D’Souza also said that from media reports, it does seem like this trade resulted from a pre-ban announcement trade of an Indian company to an intermediary who then sold this further to Turkey. Importantly, this seems like it was without direct government-government trade.

“In the case of rejection of India’s wheat, it does seem like the consignment had gone through multiple quality checks and it also passed these checks before it was sold FoB to an intermediate agency,” D’Souza added.

Earlier, Commerce and Industry Minister Piyush Goyal said that Egypt, one of the largest importers of wheat from Ukraine and Russia, has approved India as a wheat supplier.

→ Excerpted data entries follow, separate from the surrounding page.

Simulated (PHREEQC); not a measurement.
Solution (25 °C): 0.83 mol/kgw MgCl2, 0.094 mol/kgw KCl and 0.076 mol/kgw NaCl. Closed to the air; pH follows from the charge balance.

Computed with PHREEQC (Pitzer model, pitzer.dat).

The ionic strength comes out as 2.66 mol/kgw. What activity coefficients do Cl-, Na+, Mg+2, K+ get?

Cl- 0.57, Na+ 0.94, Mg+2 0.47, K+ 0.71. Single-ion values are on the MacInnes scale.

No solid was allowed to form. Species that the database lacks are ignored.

A day before the ban, the Ministry of Commerce and Industry said that the government will send trade delegations to Morocco, Tunisia, Indonesia, Philippines, Thailand, Vietnam, Turkey, Algeria and Lebanon to explore possibilities of boosting wheat exports from India.

It said that India has set a target of a record 10 million tonnes of wheat in 2022-23 amid rising global demand for grain. However, the sudden move of the ban raised many eyebrows across the spectrum.

According to the experts, oftentimes, countries utilize trade and non-trade barriers to alter trade deficit/surplus depending on the price and quality of alternate sources of supply available. Balancing political relations with the internal needs of countries often becomes a balancing act that trade and commerce arms of government try to manage.

Meanwhile, the United Nations’ food agency has said that exceptions to India’s wheat export ban – for earlier contractual commitments, government-to-government sales and food security purposes – are estimated to support an export forecast of 7 million tonnes from 2022 to 23. The number is above the export average over the past five years.

Also, the Directorate General of Foreign Trade May has directed regional authorities to physically verify all documents of applicants for the export of wheat before issuing registration certificates (RCs).

According to the Ministry of Commerce and Industry, the order has been issued to ensure that the exporters are not issued RCs based on improper documents.

“In order to plug the loophole, it has been decided that regional authorities will do a physical verification of all letters of credit, whether already approved or under process,” the statement read.

Wherever necessary, the help of a professional agency may be taken for such verification. Validation, and endorsement by recipient bank to be ensured while doing physical verification, it added.

“In cases where the LC date is on or prior to 13 May 2022 but the swift message, message exchange date between the Indian and foreign bank is after 13 May 2022, regional authorities may conduct a full investigation and if these are found to be antedated, immediate proceedings under FT (D&R) Act, 1992 to be initiated against the exporters,” it read.

The department said that such cases are to be further examined by referring to enforcement agencies like the Economic Offence Wing (EOW) and the Central Bureau of Investigation (CBI).